The anecdotal belief is equities offer the best return over the long term, so Schroders and Barclays looked at the figures going back 116 years to test the theory.

Equities in the UK certainly delivered a 5% over more than a century, while gilts only returned 1.3%.

But the big surprise was no investment class was top of the pile for long.

The five most popular investments – equities, commodities, gilts, property and cash – all regularly switched places.

The table below shows how each class performed over the past 13 years.

Equities come out on top

Scoring five points for top placing, four for second and down to one for fifth, the rankings look like this:

  • Equities 51 points
  • Property 49 points
  • Gilts 37 points
  • Cash 29 points
  • Commodities 28 points

While investors want to make money, not losing any is just as important, says Schroders.

“Diversifying mitigates risk,” said the firm’s David Brett. “The table shows that anyone investing in commodities over the 13 years would have a return of 0.6%, but would have seen that go up to 15% between 2003 and 2007 but down to a loss of 3% from 2003 until 2016.

“But the return for splitting the investment stake equally across all five assets would have shown a return of 5.1%.

Balancing act

“Don’t only look at the five asset classes, but diversify geographically as well as a market in one country can show a profit while one in another country could show a loss.

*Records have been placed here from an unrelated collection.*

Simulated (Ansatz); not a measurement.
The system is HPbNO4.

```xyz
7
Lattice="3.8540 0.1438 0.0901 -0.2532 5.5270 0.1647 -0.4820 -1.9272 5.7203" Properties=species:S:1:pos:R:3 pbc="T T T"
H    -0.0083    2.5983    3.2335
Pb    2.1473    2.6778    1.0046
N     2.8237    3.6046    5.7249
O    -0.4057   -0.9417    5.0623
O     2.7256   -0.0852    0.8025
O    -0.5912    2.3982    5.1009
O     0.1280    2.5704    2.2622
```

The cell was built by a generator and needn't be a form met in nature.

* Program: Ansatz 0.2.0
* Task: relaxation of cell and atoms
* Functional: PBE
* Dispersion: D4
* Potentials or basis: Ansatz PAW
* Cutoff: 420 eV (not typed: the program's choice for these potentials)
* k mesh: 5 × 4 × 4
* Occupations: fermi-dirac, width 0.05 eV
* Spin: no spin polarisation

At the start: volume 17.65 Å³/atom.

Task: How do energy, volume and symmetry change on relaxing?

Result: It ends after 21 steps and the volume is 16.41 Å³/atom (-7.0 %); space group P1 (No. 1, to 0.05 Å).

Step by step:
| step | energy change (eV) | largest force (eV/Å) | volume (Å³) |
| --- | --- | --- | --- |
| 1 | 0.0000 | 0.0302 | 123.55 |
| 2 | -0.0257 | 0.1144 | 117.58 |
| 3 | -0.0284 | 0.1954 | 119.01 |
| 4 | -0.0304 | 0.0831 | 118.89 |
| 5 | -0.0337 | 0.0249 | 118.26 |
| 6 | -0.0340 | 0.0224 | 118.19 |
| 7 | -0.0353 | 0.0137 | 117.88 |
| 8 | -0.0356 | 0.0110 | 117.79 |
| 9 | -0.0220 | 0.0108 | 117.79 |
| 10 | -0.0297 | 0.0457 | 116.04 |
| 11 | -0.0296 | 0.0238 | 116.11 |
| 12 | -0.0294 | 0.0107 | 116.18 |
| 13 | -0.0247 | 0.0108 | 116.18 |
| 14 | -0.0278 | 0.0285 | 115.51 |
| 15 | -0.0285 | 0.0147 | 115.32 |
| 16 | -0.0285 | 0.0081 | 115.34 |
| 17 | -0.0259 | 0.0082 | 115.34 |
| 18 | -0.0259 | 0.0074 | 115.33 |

Another point to watch is keeping assets liquid – commercial property is notoriously difficult to sell and several funds in the UK have blocked investors from withdrawing their cash.

Diversification is a balancing act. Although no rules suggest how many assets offer the best results, fund managers do suggest too many holdings across to many asset classes are difficult to track.

Marcus Brookes, a Schroders fund manager said: “Holding assets with a strong potential return profile that have very little economic relationship to each other, for instance US property and Japanese equities is a good idea.”

“The aim should not be to invest in an asset with a poor potential return in order to diversify the risk from an asset with a good potential return, that is known as “diworsification” – risk may be reduced but returns certainly are.”